This theme of gradual repair and reparation carries over to the main story, albeit with the usual caveats about self-aware action games that can’t quite forswear their violence. Antagonists are just as often befriended as felled, and the theme of parental responsibility towards the younger generation is ceaselessly drummed into your ears. “We must be better,” Kratos intones, again and again, even as the game settles into a familiar rhythm of killing and looting that extends past Ragnarök itself to a postgame defined by valkyrie hunts, rare crafting resources, and regional clear-out operations.
At their most compelling, this and the previous God Of War do a fair job of advocating for change without pretending that there are any easy solutions to an intrinsically violent world. This is change earned not through clean, crushing victories but incremental negotiations that may still involve yesteryear’s destructive methods, but tempered by self-mastery and empathy even for your abusers.

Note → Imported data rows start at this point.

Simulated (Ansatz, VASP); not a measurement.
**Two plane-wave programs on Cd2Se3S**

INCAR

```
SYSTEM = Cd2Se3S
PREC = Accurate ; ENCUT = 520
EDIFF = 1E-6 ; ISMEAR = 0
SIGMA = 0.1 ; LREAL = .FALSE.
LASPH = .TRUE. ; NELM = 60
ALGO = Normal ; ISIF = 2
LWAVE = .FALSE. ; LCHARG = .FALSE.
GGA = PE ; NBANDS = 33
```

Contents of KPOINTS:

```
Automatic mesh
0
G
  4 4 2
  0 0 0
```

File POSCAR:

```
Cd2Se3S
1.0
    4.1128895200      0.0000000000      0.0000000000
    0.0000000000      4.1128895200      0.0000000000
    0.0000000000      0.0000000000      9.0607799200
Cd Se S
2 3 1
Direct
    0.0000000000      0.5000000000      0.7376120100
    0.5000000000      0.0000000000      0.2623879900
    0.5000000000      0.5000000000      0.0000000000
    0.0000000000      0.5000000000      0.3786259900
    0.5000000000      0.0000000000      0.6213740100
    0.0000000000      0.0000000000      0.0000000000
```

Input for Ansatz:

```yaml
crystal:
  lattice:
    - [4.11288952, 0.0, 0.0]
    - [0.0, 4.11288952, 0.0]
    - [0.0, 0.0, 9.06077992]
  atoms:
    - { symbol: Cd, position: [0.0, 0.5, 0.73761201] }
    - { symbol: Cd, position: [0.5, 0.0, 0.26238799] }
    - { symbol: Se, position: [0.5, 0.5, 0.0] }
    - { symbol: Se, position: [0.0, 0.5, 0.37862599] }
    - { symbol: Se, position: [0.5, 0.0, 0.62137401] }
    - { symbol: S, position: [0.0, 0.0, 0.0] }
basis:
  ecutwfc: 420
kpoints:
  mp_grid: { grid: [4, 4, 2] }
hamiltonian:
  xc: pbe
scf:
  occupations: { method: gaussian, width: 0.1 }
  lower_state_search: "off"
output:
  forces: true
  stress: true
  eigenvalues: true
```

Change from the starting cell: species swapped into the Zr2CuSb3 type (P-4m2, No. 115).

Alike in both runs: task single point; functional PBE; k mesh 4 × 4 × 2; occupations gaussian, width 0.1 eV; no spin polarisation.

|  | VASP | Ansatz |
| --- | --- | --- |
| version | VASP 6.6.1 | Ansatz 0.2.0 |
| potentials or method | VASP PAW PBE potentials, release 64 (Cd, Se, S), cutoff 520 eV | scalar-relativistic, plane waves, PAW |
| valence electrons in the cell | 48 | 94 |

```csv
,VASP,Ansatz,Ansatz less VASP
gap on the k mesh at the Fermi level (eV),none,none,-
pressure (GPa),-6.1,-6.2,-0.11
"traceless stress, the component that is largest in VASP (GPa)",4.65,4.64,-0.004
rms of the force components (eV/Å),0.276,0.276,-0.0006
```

All of which may sound perilously like a political manifesto. Ragnarök doesn’t push its topicality, but there are obvious parallels between, say, its portrayal of preapocalyptic fimbulwinter and the climate crisis (just as in the real world, it’s about intensifying climate extremes rather than simply warming or cooling). The enormous wall separating Asgard from mortal refugees speaks to Trump-era border politics, while the subjugation of the dwarves as Asgard’s manufacturing base points to the western outsourcing of manual labour to people in former colonies with fewer workplace rights. Ragnarök makes the case that such systemic abuses need to be carefully undone using any methods available, even as it struggles to square this takeaway with its own age-old imperial campaign formula of clearing regions of rewards and enemies.